Technically you could incorporate without outside help, but it is not advisable. Because of the complexity of corporate law, you should get help and advice from an accountant and/or attorney. But not just any accountant or attorney. Look for one who has experience dealing with small corporations. Nadine Keilholz, a newsletter publisher, learned that lesson the hard way. Explains Nadine:

Before we incorporated, all we had to worry about was a quarterly state sales tax form and payment and a Schedule C along with our personal federal filing. As soon as we incorporated, I started getting forms I'd never heard of, from taxing authorities I didn't even know existed. I was buried up to my ears in 940s, 941s, state unemployment taxes, state intangibles taxes (on the value of stock), and about twenty other things. It seemed that every week I got two or three new forms to fill out. And that doesn't even count the environmental impact statements and other nontax-related things.

Unfortunately, the accountant we had been using was fine for personal taxes and a small personal business—but after about two years, when 1 started getting notices from the IRS, FICA, the state of Florida, et cetera, that we had unfiled returns and unpaid taxes, I found out that he didn't know how to handle a corporation.

The problem, Keilholz eventually discovered, was that although the accountant had actually mailed in their tax forms and checks for payment, he hadn't submitted the proper transmittal forms with the returns. "All that money was sitting there with the IRS instead of having been forwarded to FICA, or with one state agency instead of having been sent on to another."

Keilhoz has since found another accountant and says, "The peace of mind of just being able to throw all of our receipts, our check register, and the myriad forms that we receive each month into an envelope and send them to him and know that it'll be done—and done right—are well worth his fee."

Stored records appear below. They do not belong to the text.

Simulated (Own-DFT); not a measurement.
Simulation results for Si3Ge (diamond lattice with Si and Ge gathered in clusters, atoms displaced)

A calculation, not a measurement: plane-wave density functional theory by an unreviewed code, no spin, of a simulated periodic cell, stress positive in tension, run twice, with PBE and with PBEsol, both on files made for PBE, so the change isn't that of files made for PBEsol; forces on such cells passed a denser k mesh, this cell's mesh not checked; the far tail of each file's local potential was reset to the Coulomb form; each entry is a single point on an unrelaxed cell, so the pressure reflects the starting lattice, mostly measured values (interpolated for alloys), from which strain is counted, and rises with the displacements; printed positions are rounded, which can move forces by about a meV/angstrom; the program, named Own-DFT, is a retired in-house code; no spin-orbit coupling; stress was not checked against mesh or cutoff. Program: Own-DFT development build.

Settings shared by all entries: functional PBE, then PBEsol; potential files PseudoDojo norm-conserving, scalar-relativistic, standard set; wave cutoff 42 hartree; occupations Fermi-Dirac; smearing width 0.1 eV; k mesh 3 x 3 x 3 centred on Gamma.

How do I keep corporate minutes?

There are companies that sell incorporation kits with fill-in-the-blank forms you can use to record corporate minutes (which are a record of shareholders' meetings). These kits generally have sample articles of incorporation, bylaws, notices of meetings, stock ledgers and transfer ledgers (for recording names and addresses of stockholders), and bank stock certificates. A kit put out by a company called E-Z Legal Forms is available for under $15 at discount office supply stores.

Not surprisingly, there are also online service such as BizMinutes.com that offer minutes-writing and minutes-keeping services.

When is it advantageous to form a nonprofit corporation?

Nonprofit corporations may offer certain tax advantages to corporations formed for charitable or other kinds of work. They may be eligible for certain grants, research money, reduced postage costs, and other benefits. Directors and executives of the corporation can be paid decent salaries and get reimbursed for expenses. The rules covering nonprofits are even more complex than those covering C or S corporations and should be discussed with an attorney or accountant familiar with nonprofit management concerns.

How do I choose a board of directors?

Your board of directors will generally be responsible for determining corporate policy and deciding how to conduct the business. The directors are elected by your stockholders; the corporate officers are chosen by the directors. Thus, if you are the only stockholder, you might appoint yourself director, then, as director, appoint yourself, or whoever else you choose, to each of the corporate officer positions required by law in your state (generally, president, vice president, and treasurer), unless your state requires that different people hold those positions or requires corporations to have more than one director.

The bigger you grow your business, the more important your choice of directors. If you are looking for outside capital, investors are likely to want to see that your directors and officers are qualified to run the business. If you should have the type of business capable of attracting venture capital, the investors may also become directors.

Can I start the business as a sole proprietor and incorporate later?

Yes. In fact, it is often advisable to do that since a sole proprietorship is the easiest form of business to start. You simply run the business as a sole proprietorship until it grows big enough to warrant the time and expense of incorporating. Can I switch back and forth between a regular corporation and an S corporation?

You must incorporate first as a regular (C) corporation. Then, if the shareholders agree to do so, you may elect S corporation status. If you choose to terminate S status for tax or other reasons, you can do so at any time. However, once you have terminated your S status you may not elect it again for 5 years. There may be other tax consequences as well, so be sure to consult your accountant.

What is a Limited Liability Company?

A limited liability company (LLC) is a form of organization that has some advantages of a corporation, and some of a partnership, A relatively new form of business, LLCs have only been available as a form of business since 1977, What they offer is the same type of liability protection corporations offer, but with income passing through to shareholders as it does in a partnership. Thus, they are similar in many ways to S corporations. The primary differences between S corporations and LLCs is that S corporations are limited to 75 shareholders, while there is no limit on the number of shareholders an LLC can have. Furthermore, S corporations, like any corporation, are perpetual. They are considered a legal entity of their own. LLCs are not, and technically dissolve when a partner leaves or dies.

LLCs can be more complicated than S corporations to set up, and in some localities cost more than corporations to form. The tax status can vary from state to state, as well, a factor that could cause problems if you plan to operate in more than one state. If you form an LLC, be sure to seek the advice of an attorney and an accountant to be sure everything is set up properly.

Is there any other way of working with someone else?

If you don't want to form a partnership or corporation, the other way to work with other people is to hire them as employees or retain them under an independent contractor or subcontractor agreement. In either case, the individuals are just working in return for money.